Figure 11 operable windows allow natural ventilation[1]
Shown in the figure 12 is when 25 operable windows opened or closed from an email sent on June 7, 2012 regarding the open/close signals. On that day, we can see, eleven of the 25 operable windows opened immediately or shortly after the initial open signal was sent. Eight of the 25 closed immediately or shortly after the close signal was sent. Three opened before the open signal was sent, and five closed long after the close signal was sent. Nine operable windows did not have any change in status that day. In general, about half of the windows were operated as intended.
Figure 12 an Example of Operable Windows Status vs. Optimal Opening Period[2]
Figure 13 window glazing[1]
As for glazing, the building employs high performance glass, specially selected for different orientation of function use. Glazing with a higher solar heat gain coefficient (SHGC) of 0.62 and a visible light transmittance of 74% was employed[1]. The higher SHGC at the south allows for the envelope to maximize passive heat gain in the winter time. Visible light transmittance is maximized at this area to work in concert with the same sunscreen and provide adorable daylight from the southern source. At the west and east direction, a lower SHGC of 0.38 to keep sun glare and a visible light transmittance of 44% were used to minimize heat gain.

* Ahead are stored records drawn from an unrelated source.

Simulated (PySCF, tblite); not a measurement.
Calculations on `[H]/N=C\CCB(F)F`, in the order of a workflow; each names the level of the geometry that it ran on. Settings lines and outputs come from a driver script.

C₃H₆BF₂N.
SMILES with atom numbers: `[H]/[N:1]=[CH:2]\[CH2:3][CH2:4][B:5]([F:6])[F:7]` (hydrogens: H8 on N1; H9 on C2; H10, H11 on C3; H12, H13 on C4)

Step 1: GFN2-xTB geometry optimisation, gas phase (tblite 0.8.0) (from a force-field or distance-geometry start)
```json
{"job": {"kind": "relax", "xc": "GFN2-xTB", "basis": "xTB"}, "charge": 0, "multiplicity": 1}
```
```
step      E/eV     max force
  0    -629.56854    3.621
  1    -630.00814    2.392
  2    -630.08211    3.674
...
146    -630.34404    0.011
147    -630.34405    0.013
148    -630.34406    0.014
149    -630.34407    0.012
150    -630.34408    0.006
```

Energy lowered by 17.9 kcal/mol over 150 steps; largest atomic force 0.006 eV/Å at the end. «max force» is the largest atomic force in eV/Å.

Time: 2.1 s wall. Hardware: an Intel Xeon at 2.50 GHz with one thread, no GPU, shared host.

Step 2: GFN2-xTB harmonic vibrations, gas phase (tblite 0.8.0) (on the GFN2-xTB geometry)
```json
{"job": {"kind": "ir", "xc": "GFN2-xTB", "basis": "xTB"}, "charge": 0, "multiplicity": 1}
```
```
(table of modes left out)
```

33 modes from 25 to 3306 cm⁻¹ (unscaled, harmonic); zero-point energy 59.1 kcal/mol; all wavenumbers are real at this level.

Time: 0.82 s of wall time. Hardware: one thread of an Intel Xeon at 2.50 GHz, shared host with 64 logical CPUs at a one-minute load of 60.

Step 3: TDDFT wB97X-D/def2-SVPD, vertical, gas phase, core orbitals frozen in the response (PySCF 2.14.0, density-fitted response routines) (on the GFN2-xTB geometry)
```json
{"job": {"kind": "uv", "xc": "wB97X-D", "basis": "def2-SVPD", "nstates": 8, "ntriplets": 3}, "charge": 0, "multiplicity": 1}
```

Mechanical strategy : occupant comfort based on HVAC system along with GHP and ERV
Staff here spend more than 90% time in the room, so indoor thermal environment is quite important for planers and designers and provide people a pleasant and satisfied working atmosphere. Although the envelope capture passive energy and reduce energy, necessary efficient mechanical system can employ a high performance heating and cooling effects. Unlike traditional mechanical HVAC system consumes large proportion electricity and gives off los of exhaust gas, the IUB/OCA building brings to a geothermal heat pump and total energy recovery ventilator, which considered to green strategies to energy saving.
Geothermal Heat pump
The IUB/OCA building is designed to maintain a 72F for heating temperature and 74F for cooling set point with an maximum relative humidity 50%[3]. As a result, the team employs a high efficiency heating and cooling system introduced as a geothermal field tied to dual-stage water to air heat pumps and water to water heat pumps. As we know, Heat pump systems move thermal energy very efficiently to and from the building via a reservoir or heat sink. The basic heat pump unit utilizes a vapor compression cycle with a reversing valve to provide warm air during the heating season and cool air during the summer[6].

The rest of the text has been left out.